More disturbingly, the demand by the ANP, though rather muted for now, to scrap the Objectives Resolution from the Constitution and to declare Pakistan a secular state have brought to the fore the apparent agenda of ANP to harm the basic concept of Pakistan and its Islamic character. This, in turn, has brought back memories of the old anti-Pakistan attitude of the ANP's predecessors. All this granted, the failure of the Nawaz League not to have taken cognisance of the sentiments of the people of Hazara people - traditionally Muslim League supporters - is regrettable.
Problems with Nawaz Sharif: The wisdom and political acumen of a prime minister, commanding two-third plurality in the parliament yet losing power in a bloodless coup, exposes serious shortcomings in his leadership. Few politicians get a second opportunity in their life time to occupy favourable centre stage. Nawaz is one of the lucky ones. But by his repeated acts of omission and commission, he loses no time in wasting away his advantage. This is most unfortunate because the miserable failure of the PPP government to achieve good governance is bringing close the day when an alternative would be desperately needed.
Once Nawaz was back from wilderness in 2007, there was no excuse for the inordinate delay in building up the party structure as a priority - grassroots level up - through party elections at all levels and more important in strengthening its ideological moorings in the process. This was not done, nor was there any definitive word about it in the air or at party moots. Much later, some six months ago, there was talk of reorganising the party as well as of elections within the party, but typically the matter was left for the party chief to proceed with as and when he chose.
Then silence for a couple of months and again more talk of party organisation and again silence! Predictably there is again some noise in the air - a sporadic feature of party talk - about the "hot" topic, but there is not much hope of its becoming a reality. Instead the party appears to be reverting to the feudal and hereditary structure typical of most of our political parties. Shahbaz Sharif, the brother is the second-in-command and nephew and son-in-law are waiting to find high niches in the party.

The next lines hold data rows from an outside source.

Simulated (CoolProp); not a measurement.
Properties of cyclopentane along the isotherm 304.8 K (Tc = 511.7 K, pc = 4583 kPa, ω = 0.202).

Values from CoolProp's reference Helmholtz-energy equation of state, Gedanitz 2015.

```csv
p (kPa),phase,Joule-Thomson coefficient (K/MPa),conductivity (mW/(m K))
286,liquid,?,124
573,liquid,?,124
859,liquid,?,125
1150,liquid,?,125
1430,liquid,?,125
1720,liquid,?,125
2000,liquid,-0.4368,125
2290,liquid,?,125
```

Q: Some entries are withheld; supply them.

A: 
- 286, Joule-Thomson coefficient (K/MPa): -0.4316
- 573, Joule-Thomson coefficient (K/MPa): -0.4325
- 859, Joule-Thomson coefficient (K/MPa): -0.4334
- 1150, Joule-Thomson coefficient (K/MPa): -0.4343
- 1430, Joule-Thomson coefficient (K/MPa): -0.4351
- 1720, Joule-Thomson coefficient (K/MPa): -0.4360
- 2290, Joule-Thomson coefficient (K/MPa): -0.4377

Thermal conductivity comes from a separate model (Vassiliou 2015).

It is a pity because unlike most power brokers in the country, Nawaz is not a feudal by descent. He is the scion of a hard working industrial family, which built up a steel processing industry through sheer hard work under Sharif, the father and branched out also into other areas like sugar (bad word!), textiles and so on. Nawaz's semi-rehabilitation in the country's politics in 2007 after nearly 8 years of exile (either perforce or under an overseen agreement, is a debatable point) gave him yet another opportunity to break fresh ground and to break free from the past. He appears to have not learnt much from experience. During his exile, many of his party had joined the Musharraf bandwagon while the faithful waited in political wilderness for his return from his own wilderness abroad and the party remained dormant.
Nawaz's frequent hibernations Nawaz's regular disappearances for long periods from the political scene of the country over the last two years, has led to a perception that he is still under some obligation to those (Saudi potentates among maybe others), who sponsored and oversaw his alleged deal with Musharraf, which made possible his release from imprisonment and deportation to Saudi Arabia. I quote from a published report at the time: "On 8 September 2007, Saudi intelligence chief Prince Muqrin bin Abdul Aziz and Lebanese politician Saad Hariri arrived separately in Islamabad, the former with a message from Saudi King Abdullah and the latter after a meeting with Nawaz Sharif in London.
Prince Muqrin and Hariri addressed an unprecedented joint press conference at Army House, telling journalists that Nawaz was bound under the agreement not to return to Pakistan before ten years in exile. Asked about the details of the agreement, Prince Muqrin waved a copy of the agreement to the media and said: "It is here and signed."
Thus the question of credibility persists. No one believes them when Nawaz or his party faithful deny that there was a deal under he and his family were allowed to leave Pakistan with a commitment to return only after a period of several (ten?) years. When he allegedly reneged on the commitment and managed to land at the Islamabad airport on that fateful date in September 2007, he was unceremoniously sent back to Saudi Arabia. Sadly, but not unexpectedly, there was no massive overwhelming show of strength on the streets of Islamabad around the airport, to prevent this happening, as some had hoped. Not surprising because of the absence of a credible party structure at the grassroots level. It is felt that he is still under some obligation to remain in the background, at least for some more time.
Another theory put forward about the relatively non-participative approach of the party chief in the country's politics is his preoccupation with his own business empire, which he is rumoured to have now been headquartered in England. This, according to rumours in the air, keeps him preoccupied most of the time allowing him only occasional opportunity to make forays into the country's politics.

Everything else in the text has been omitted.